To understand Glory Across Directions, it helps to know where the Heirloom Series began.
Years ago, Heinrich Wang was at the Moser crystal factory in Karlovy Vary, Czech Republic — a town famous for its glass-cutting craft — discussing a commission. While he waited, a young Russian man walked in, photograph in hand, urgent in his manner. He had flown from Moscow specifically to ask the factory to reproduce two high-stemmed wine cups from a design discontinued forty years earlier. They had belonged to his grandmother. One had been broken. He wanted it restored.
The factory hesitated — the original molds were long gone, the work would require starting from scratch. The young man said he would pay whatever it cost.

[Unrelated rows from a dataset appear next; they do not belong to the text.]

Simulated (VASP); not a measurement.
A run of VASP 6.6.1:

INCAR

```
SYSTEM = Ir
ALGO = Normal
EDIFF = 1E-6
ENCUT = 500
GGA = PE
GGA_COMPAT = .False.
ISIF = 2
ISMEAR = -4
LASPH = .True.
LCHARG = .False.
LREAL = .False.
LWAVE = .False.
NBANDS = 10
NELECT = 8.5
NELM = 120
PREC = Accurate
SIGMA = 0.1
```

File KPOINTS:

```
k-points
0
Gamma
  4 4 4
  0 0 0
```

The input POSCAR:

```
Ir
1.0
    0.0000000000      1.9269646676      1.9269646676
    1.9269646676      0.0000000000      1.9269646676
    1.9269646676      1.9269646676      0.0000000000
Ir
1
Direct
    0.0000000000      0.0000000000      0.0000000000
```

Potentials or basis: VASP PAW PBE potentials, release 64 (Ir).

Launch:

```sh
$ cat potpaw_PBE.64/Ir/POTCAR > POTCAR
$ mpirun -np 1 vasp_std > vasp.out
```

Wang watched from across the room, and felt something shift. The cups were not famous. They were not rare. But they had been used at family gatherings for decades, held in hands that were now gone, and the grandson had crossed a continent to bring them back. The object had become a carrier of something that could not be named but could not be replaced — family warmth, the memory of how a particular evening felt, a grandmother's taste passed silently to a grandson who had not known, until the cup broke, how much it mattered.
From that afternoon in Karlovy Vary, Wang began to ask a different question: what if an object were designed from the beginning to become a heirloom? Not accidentally, as that wine cup had, but deliberately — with every design element chosen to carry the wishes a senior generation holds for the ones who will follow?
Glory Across Directions is one answer to that question.